At Penguin Random House India, we are delighted to announce the upcoming release of Register Me as Kulbhushan by Sahitya Akademi Award–winning author Alka Saraogi, translated into English by John Vater.
Set in Kolkata, a city shaped by generations of migration and reinvention, the novel follows a man known by many names, Kulbhushan Jain, Gopal Chandra Das, Bhushan Chacha, as he attempts to formally reclaim his identity. What begins as a personal quest unfolds into a larger story of how displacement reshapes memory, belonging, and the self over time.
Through his journey, the novel captures the quieter aftermath of 1971, where survival often meant reinvention, and where entire lives slipped outside official records. At its core is the haunting idea of a “button of forgetting,” a way to survive trauma by erasing it, raising the question of what is lost in the process.
Through one man’s insistence on being recognised, on being put on record, Register Me as Kulbhushan becomes a powerful reflection on identity as something shaped by borders, bureaucracy, and the human need to belong.
At its centre is a man with many names, Kulbhushan Jain, Gopal Chandra Das, and Bhushan Chacha, moving through the streets of Calcutta in search of recognition. His life, shaped by displacement, unfolds as an ongoing attempt to reconcile who he has been with who he is allowed to be.
To survive his past, he turns to a phrase taught by his childhood friend Shyama Dhobi: a “button of forgetting,” a way to induce instant amnesia and move past unbearable memory. But survival through forgetting comes at a cost, slowly eroding the very history that defines him.
Running alongside is Shyama’s own journey, from a washerman to a trusted presence within elite Bengali households, before being drawn into the political upheavals leading up to the Bangladesh Liberation War. Together, their lives trace a cross-border history of migration, aspiration, violence, and survival across India and East Pakistan.

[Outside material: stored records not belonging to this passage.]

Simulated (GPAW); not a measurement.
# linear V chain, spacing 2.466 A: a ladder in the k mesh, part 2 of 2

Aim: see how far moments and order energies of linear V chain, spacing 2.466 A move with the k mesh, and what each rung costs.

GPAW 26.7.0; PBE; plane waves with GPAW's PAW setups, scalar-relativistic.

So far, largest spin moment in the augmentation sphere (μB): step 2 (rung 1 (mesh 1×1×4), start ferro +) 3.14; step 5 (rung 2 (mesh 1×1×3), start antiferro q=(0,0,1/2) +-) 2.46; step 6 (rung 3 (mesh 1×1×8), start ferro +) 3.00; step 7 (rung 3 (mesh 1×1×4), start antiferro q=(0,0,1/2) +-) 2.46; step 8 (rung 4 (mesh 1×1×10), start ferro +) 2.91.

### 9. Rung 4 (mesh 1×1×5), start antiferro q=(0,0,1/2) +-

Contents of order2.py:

At once wry, philosophical, and deeply moving, Register Me as Kulbhushan is a layered exploration of identity, memory, and belonging across borders and time.
WHY THIS BOOK MATTERS
The Aftermath of 1971, Revisited
Moves beyond historical events to examine the long, undocumented lives built in their wake.
Identity as Instability
Explores how names, communities, and belonging shift over time under social and political pressure.
Memory vs Survival
Through the “button of forgetting,” the novel interrogates forgetting as both coping mechanism and loss.
Kolkata as a Migrant City
A living landscape of arrivals, negotiations, and layered histories.
Fiction as Record
Reconstructs lives that exist outside official archives, turning storytelling into documentation.
ADVANCE PRAISE
“[This] is a sharply observed and deeply nuanced portrayal of the fractures that run through Bengal’s various communities, and the recurring violence those divisions ignite. Alka Saraogi, one of India’s greatest writers, is served brilliantly by this inventive translation, which brings her vision to vivid life.”
— Amitav Ghosh, author of The Shadow Lines and The Hungry Tide
“A tale told with exceptional poignance and pathos, Register Me as Kulbhushan confronts us with the cheerless existence of the poor, the unwept and the unrecognized. Set against the bloody backdrop of the creation of Bangladesh, it lingers long as a lament on the futility of simple human goodness in the face of the brutality and heartlessness of the privileged and the powerful.”
— Geetanjali Shree, author of the International Booker Prize–winning Tomb of Sand
ABOUT THE AUTHOR
Alka Saraogi is a Hindi author based in Kolkata and a prominent voice of the Marwari diaspora. Her debut novel Kali-Katha: Via Bypass won the Sahitya Akademi Award in 2001, making her the youngest Hindi writer to receive the honour. She has written nine novels and two short-story collections, and her work has been translated into several Indian and international languages, including German, Italian, Spanish, and French. She is the recipient of multiple literary honours, including the K.K. Birla Foundation Award and the Indu Sharma International Katha Samman, and was awarded the title of ‘Cavaliere’ by the Government of Italy.
ABOUT THE TRANSLATOR
John Vater is an American writer and literary translator. He is the co-translator of The Play of Dolls by Kunwar Narain and co-author of More Than the Eye Can See: Memoirs of Gopinath Pillai. A Fulbright–Nehru scholar and graduate of the University of Iowa’s Literary Translation Workshop, his work has appeared in Ploughshares, Words Without Borders, Two Lines, and The Bombay Review, among others.